Photo by Becca Urrutia/Viking-David Root, left, and Josie Meugniot are enrolled in a metal fabrication technology class. A new program combines classes to help students obtain better employment opportunities in the many career paths related to metal fabrication and welding industries.


By Becca Urrutia / Staff Writer




Classes that were once known as welding and sheet metal are now included in the metal fabrication technology classes.
Tim Shoemaker, a metal fabrication teacher, said, “The program is a comprehensive set of minimum standards and guidelines and is to the advantage of students, which will begin in the Fall.   Students will have better employment opportunities in the many career paths that are related to metal fabrication and welding industries.”
The classes will emphasize sheet-metal layout, fabrication, and an option for welding courses as part of the student’s certificate or degree. The student also will have the opportunity to take the industry recognized Los Angeles City structural welding certification performance test.  If passed, the student will receive an industry-recognized certificate.
Shoemaker is also an American Welding Society-certified educator and teaches metal fabrication and welding courses.
Patrick Heeb also teaches courses in metal fabrication.  Robert Johnson is the vocational instructional aide in the program and club adviser for the Metal Fabrication Club.
The PCC welding lab has been approved as a Los Angeles City welding test lab.  Shoemaker also said he hopes that final approval will be given to the teachers to administer welding tests. Marlin Stevens is the welding vocational instructional aide and he maintains the welding lab and monitors welding certification tests.
Shoemaker said, “The shops are set up so that it moves from beginning to end.”  The student work-stations will help expedite training and shop instruction.

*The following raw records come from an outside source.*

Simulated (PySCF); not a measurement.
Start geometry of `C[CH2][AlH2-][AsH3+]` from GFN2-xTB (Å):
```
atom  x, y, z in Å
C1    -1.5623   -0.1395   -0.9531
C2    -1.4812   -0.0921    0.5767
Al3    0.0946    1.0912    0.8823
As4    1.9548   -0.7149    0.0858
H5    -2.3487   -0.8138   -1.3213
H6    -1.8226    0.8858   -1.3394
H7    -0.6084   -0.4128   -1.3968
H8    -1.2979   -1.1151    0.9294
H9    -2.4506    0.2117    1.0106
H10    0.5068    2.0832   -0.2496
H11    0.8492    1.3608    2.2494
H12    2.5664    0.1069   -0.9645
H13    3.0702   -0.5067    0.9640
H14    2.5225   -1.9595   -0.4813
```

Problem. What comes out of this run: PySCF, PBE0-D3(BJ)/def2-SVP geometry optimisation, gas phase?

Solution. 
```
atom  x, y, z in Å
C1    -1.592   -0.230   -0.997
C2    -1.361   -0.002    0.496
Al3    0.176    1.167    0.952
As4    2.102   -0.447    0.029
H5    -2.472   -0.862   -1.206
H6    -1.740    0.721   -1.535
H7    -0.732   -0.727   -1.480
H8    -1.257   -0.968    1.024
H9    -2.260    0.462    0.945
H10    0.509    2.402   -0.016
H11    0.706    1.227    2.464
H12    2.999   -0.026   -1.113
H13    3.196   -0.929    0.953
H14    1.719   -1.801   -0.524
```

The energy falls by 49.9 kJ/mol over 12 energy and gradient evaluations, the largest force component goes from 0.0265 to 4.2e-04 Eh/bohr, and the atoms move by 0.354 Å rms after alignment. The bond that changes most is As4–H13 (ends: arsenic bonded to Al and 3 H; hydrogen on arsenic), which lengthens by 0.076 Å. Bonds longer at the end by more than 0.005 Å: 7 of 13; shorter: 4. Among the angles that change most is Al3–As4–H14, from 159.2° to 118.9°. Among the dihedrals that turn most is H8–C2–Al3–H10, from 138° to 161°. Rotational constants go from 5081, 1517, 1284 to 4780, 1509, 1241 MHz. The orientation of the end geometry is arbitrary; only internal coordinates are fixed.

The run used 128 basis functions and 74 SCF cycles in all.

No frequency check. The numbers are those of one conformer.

“In metal fabrication, students start from a blueprint, select the correct sheet size and move on to the next step to produce a final product. Everything is hands-on so valuable techniques are part of the training,” Shoemaker said.
Deandre Parks, 31, a metal fabrication major, said, “When I get certification, it will improve the quality of life for my family.”
David Root, 48, student trustee, said, “I want to open an auto body shop and metal fabrication is a large part of it.”
Students can seek jobs depending on their skill level, from an entry-level position to advanced skills.  Many jobs in welding are manufacturing welder fabricator, certified pipe welder fitter and the hottest welding jobs are in certified welding inspectors, engineers, technicians, managers and supervisors.
Welding courses are also taught by a staff of part-time teachers.
Julie Schneider, Che Chancy, Victor Silva and Charles Deering. They contribute years of industry teaching experience.
Students learn the machinery including details of bending and cutting. Design aspects of the creations include sheet metal artistry.
Josie Meugniot, 49, a metal fabrication  major, held up cuttings that were painted and said, ”These are only a few designs we can make.”
Students can explore the education grants available and each industry has its own funding.